Showing posts with label arsaltscultural. Show all posts
Showing posts with label arsaltscultural. Show all posts

Friday, November 28, 2025

Gülsin Onay at the Denia International Piano Festival gives an exquisite performance

 

At 8pm on November 26, 2025 in the Centro Social in Denia, we heard Gülsin Onay play the piano.

Programa 

Johann Sebastian Bach - Partita No. 1 in B flat major, BWV 825

Wolfgang Amadeus Mozart - Sonata in A major, KV331

Ahmed Adnan Saygun - 2 preludes in Aksak rhythm, op.45 nos.4 & 12

Frédéric Chopin - Sonata in B minor, op.58



I am breaking a self-imposed rule not to review concerts that I have been partly responsible for presenting. In the past, there were a lot of opportunities to do so, and I became repetitive. But the reason for this departure from the norm is to pay some homage to the exceptional talent, artistry and musicality of Gülsin Onay, who performed for us last night in the Denia International Piano Festival, courtesy of a group that I assist with, arsaltacultural.com.

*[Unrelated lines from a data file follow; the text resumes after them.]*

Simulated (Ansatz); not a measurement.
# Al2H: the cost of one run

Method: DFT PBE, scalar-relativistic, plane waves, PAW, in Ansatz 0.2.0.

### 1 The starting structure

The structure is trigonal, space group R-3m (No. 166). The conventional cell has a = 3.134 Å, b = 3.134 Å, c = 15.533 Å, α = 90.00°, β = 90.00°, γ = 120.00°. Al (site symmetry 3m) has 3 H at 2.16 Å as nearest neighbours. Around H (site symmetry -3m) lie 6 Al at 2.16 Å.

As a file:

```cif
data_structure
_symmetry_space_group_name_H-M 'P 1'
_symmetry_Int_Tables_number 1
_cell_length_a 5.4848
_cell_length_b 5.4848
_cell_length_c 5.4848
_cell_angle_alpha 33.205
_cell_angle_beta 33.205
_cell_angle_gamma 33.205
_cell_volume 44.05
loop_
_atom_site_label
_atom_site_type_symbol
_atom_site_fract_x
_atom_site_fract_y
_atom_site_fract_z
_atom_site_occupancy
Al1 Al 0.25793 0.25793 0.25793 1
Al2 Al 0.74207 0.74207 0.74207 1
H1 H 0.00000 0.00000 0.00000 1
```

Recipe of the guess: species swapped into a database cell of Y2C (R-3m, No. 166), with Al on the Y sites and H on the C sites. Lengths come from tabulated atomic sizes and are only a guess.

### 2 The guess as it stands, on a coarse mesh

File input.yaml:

On the face of it, the concert did not look like it was to be so memorable an experience. Notwithstanding two short pieces by a contemporary Turkish composer, the program looked rather conventional, a Bach partita, a widely played Mozart sonata and the Op58 Chopin sonata. But appearances can be deceptive. With live music, there is always the possibility that it will surprise and, on this chilly evening in November, there proved to be nothing conventional about the playing of our soloist, Gülsin Onay.

From the moment she started the Bach Partita No1, BWV825, the audience could collectively sense that they were in the presence of a true artist. The touch, the phrasing, and the sheer musicality of the playing immediately communicated that Gülsin Onay was a supreme storyteller. The plot of the musical story was always uppermost in her playing of the Bach Partita, which in other hands can so often seem like a procession of unrelated notes, if played unsympathetically. Here, the shape of the story, the juxtaposition of dances with harmonic and rhythmic complexity was crystal clear, so clear that many people listening were really experiencing the music for the first time, no matter how many times they had heard it before.

The Mozart Sonata, that followed, K331, is also well known. The Alla Turca rondo that forms the finale is recognizable to those who dont even know the music of Mozart. And in the hands of this Turkish pianist, the concordance of music and performer was perfect. Indeed, the whole piece was couched in remarkably un-Mozart-like emotion. The description only holds for pianists who follow the dots religiously and do not interpret them, and this charge could never be levelled against Gülsin Onay. This is not to say that she took liberties with the score. She didn’t. But she played the everything with the insight of a true musician, a real artist.

A complete change of style was needed from Gülsin Onay for two preludes in Aksak rhythm, op45 nos4 & 12, by Ahmed Adnan Saygun. They were rhythmically interesting, rather percussive pieces, and the ease with which Gülsin Onay made the transition to a different musical world is surely testimony to the quality of her relationship with this composer’s work over the years.

But it was her playing of the Op58 Sonata of Chopin that really convinced this audience of the pianist’s artistry. It should have come as no surprise since the program notes stated that she had been awarded a state medal by Poland for her interpretation of Chopin.

Here was a work that I have heard perhaps thousands of times. On the basis of last nights performance, however, I did not even know it, because almost every note, every phrase seemed new. It was as if we had Frederick Chopin in the auditorium explaining exactly what each phrase of the Sonata meant. The communication was that direct, and like all good stories, it captivated everyone until the last note. It was a performance of such a virtuosity and artistry that I cannot recall, after 50 years of listening to music, anything that was ever equal to it.

Gülsin Onay received a standing ovation and responded by playing two encores. Ondine from Ravel's Gaspard de la Nuit is a piece that many pianists would prefer not to attempt. In her hands, it was a door to enter the private universe of Maurice Ravel, so perfectly did each phrase fit into the space revealed by Ravel’s imagination. And then the Op9 No2 Nocturne of Chopin brought the evening to a close. Again it was a familiar work, but it is rarely played like this, with communication, not mere beauty of sound uppermost. By the end, I found myself saying that Gülsin Onay was simply one of the finest pianists I had ever heard.